Le Pen on back foot as Macron makes thinly-veiled reference to Front National Holocaust denial

Macron invoked the French Resistance during a trip to the site of a Nazi massacre - AP
Macron invoked the French Resistance during a trip to the site of a Nazi massacre - AP

Emmanuel Macron visited the scene of the worst Nazi atrocity in occupied France on Friday as Marine Le Pen's Front National became embroiled in a furore over Holocaust denial allegations.

Mr Macron, 39, the favourite to win the French presidency on May 7, was shown around the village of Oradour-sur-Glane, central France, where SS troops massacred 642 people in June 1944.

He was hosted by the last remaining survivor among the six people who escaped. "To not remember is to repeat the mistakes of history," he said afterwards.

The visit took place as Ms Le Pen's stand-in as party leader, Jean-Francois Jalkh, was summarily replaced by Steeve Briois, a popular FN mayor from northern France, after Mr Jalkh was accused of praising the work of a convicted Holocaust denier.

In a French academic journal published in 2005, Mr Jalkh, an MEP, was quoted as praising the "rigorous" research of Robert Faurisson in an interview in 2000.

"What I'm saying, and what really surprised me, in the work of a genuine negationist or revisionist... is the well-worked, rigorous nature of the argument put forward," he was quoted as saying in "Le Temps des Savoirs" (The Time of Knowledge).

Jean-Francois Jalkh - Credit: AFP
Jean-Francois Jalkh, right, with Marine Le Pen, is leaving because of comments from a 2000 interview. He will be replaced by Steve Briois, left Credit: AFP

Mr Jalkh denied being a Holocaust denier but said he had spoken to a chemistry expert about Zyklon B, which was used in the extermination chambers.

“I consider that from a technical standpoint it is impossible – and I stress, impossible – to use it in mass exterminations. Why? Because you need several days to decontaminate a space … where Zyklon B has been used," he is cited as saying.

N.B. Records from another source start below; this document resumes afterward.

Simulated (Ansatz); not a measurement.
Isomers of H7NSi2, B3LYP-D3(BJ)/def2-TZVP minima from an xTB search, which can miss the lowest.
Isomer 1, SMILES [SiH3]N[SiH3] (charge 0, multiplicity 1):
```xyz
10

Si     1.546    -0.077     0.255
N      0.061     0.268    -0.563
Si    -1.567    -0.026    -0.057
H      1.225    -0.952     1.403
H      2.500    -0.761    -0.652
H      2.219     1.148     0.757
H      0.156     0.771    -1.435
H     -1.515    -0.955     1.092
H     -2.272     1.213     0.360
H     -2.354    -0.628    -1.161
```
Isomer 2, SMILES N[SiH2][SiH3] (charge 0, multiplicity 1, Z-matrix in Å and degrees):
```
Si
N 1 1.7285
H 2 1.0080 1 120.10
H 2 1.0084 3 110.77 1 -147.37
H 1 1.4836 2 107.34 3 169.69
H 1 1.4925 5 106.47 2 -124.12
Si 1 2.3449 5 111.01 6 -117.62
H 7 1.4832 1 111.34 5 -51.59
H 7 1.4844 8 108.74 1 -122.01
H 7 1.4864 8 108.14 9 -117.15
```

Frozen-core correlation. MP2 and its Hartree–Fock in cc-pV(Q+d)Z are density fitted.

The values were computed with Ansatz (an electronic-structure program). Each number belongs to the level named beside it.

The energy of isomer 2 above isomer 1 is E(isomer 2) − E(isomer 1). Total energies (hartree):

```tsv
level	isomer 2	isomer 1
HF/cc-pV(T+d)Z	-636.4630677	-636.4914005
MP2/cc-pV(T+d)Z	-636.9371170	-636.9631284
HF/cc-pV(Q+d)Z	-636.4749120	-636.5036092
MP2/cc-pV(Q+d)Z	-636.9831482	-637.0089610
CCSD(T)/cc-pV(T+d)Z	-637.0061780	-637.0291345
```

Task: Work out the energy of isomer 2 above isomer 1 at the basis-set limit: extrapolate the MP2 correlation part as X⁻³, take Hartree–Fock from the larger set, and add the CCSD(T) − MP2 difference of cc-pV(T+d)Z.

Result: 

Mr Aliot said that Mr Jalkh would file a legal complaint over what he called totally unfounded accusations of ambiguous stances on the mass killing of Jews during World War Two.

His departure, however, could seriously damage the campaign of Ms Le Pen, who spent years trying to detoxify her party from its revisionist, anti-Semitic past.

Mr Jalkh, who intends to file a legal complaint, is also among seven people called to trial in an alleged illegal financing scheme for the party - one of the other challenges facing the far-Right candidate's presidential campaign.

Asked whether she would be prepared to accept any revisionists in her government, Ms Le Pen said yesterday/FRI: "Let me make one thing clear: I abhor these theories. I don't accept that one can defend them.

"There are no members of the FN leadership who defends these theories," she said on BFMTV.

French presidential election polling - round 2

The incident was an undeniable setback for Ms Le Pen, who has spent years trying to detoxify her party from its anti-Semitic past under her father Jean-Marie Le Pen.

She herself provoked outrage during the first round of campaigning for denying that the French state was to blame for a notorious round-up of Jews in Nazi-occupied Paris.

Yesterday, she said: "Today, the danger for our Jewish compatriots ... is the rise of Islamist fundamentalism. I have said it and will say it again: I am their only shield."

Polls show Mr Macron would beat Ms Le Pen by 19 percentage points in the run-off but analysts have warned that high levels of abstention by moderates or a shock event could yield an upset.

Several public figures came out in support of Mr Macron yesterday, including World Cup football hero Zinedine Zidane, long France's most popular personality, and Chancellor Angela Merkel of Germany.

"I have absolutely no doubt that Emmanuel Macron will be a strong president if he is elected, as I hope he will be," Mrs Merkel told RND newspaper group.

Ms Le Pen has sought to woo voters on either side of the political spectrum, urging leftists to shun Mr Macron, a pro-EU, free market ex-banker and conservatives that he is soft on terror.

Yesterday, she released an online plea to supporters of radical Left leader Jean-Luc Mélenchon, who won 19.6 per cent of the vote on April 23, to back her rather than Mr Macron, the choice of "the oligarchy".

After long refusing to endorse either candidate, Mr Mélenchon finally broke his silence to say he would not vote for Ms Le Pen, but would not officially endorse Mr Macron either in a runoff he dubbed "extreme finance versus the extreme Right".

An Odoxa poll suggested that 40 per cent of his supporters would back Macron, some 41 per cent would abstain and 19 per cent would vote Le Pen.